KIND OF SURPRISED YOU DIDN'T BUY MORE RAM

mkesper · on Sept 7, 2015

Problem seems to be solved in Python 3.3+: http://bugs.python.org/issue11849 The article mentions some interesting disgnostic tools, though.

Drdrdrq · on Sept 7, 2015

The linked issue probably has nothing to do with the case (see last 3 comments on issue page).

Nice summary of python memory debugging tools though. I would add dowser to the list too.

hydrogen18 · on Sept 7, 2015

If you think you actually have a memory leak in python, the first thing to do is to recompile without the internal memory manager in python. This avoids the problem the author is addressing.

jsmeaton · on Sept 8, 2015

Can you expand on this a little more or provide some links that explain? What happens to memory if you remove the memory manager?

hydrogen18 · on Sept 8, 2015

It just uses the provided malloc & free implementations from the underlying C standard library.

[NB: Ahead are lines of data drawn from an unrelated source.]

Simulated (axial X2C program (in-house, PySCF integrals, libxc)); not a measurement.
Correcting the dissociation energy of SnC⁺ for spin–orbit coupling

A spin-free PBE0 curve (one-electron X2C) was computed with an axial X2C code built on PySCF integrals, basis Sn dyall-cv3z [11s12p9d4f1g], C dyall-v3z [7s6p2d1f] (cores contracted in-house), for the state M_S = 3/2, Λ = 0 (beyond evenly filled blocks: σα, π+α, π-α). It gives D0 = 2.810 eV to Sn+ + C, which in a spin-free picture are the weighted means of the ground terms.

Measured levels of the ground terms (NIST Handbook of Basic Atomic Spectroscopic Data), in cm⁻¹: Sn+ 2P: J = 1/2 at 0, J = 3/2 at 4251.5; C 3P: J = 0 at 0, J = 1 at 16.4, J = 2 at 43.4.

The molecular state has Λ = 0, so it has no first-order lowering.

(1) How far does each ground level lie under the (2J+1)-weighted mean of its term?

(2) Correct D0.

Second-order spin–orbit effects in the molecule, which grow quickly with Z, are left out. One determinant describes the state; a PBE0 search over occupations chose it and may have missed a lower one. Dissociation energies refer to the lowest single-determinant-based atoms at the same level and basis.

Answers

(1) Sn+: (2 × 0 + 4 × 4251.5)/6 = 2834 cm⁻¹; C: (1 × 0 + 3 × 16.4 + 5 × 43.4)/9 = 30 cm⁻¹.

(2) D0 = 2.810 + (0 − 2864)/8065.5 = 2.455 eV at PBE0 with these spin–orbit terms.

vvanders · on Sept 8, 2015

Kinda surprised the author didn't know about compacting GCs that solve memory fragmentation(at the cost if having a GC).

rasz_pl · on Sept 8, 2015

tldr: uses python 2.x, discovers known, fixed long ago behaviour

curiousjorge · on Sept 7, 2015

import resource import objgraph

these are some golden modules that I never knew about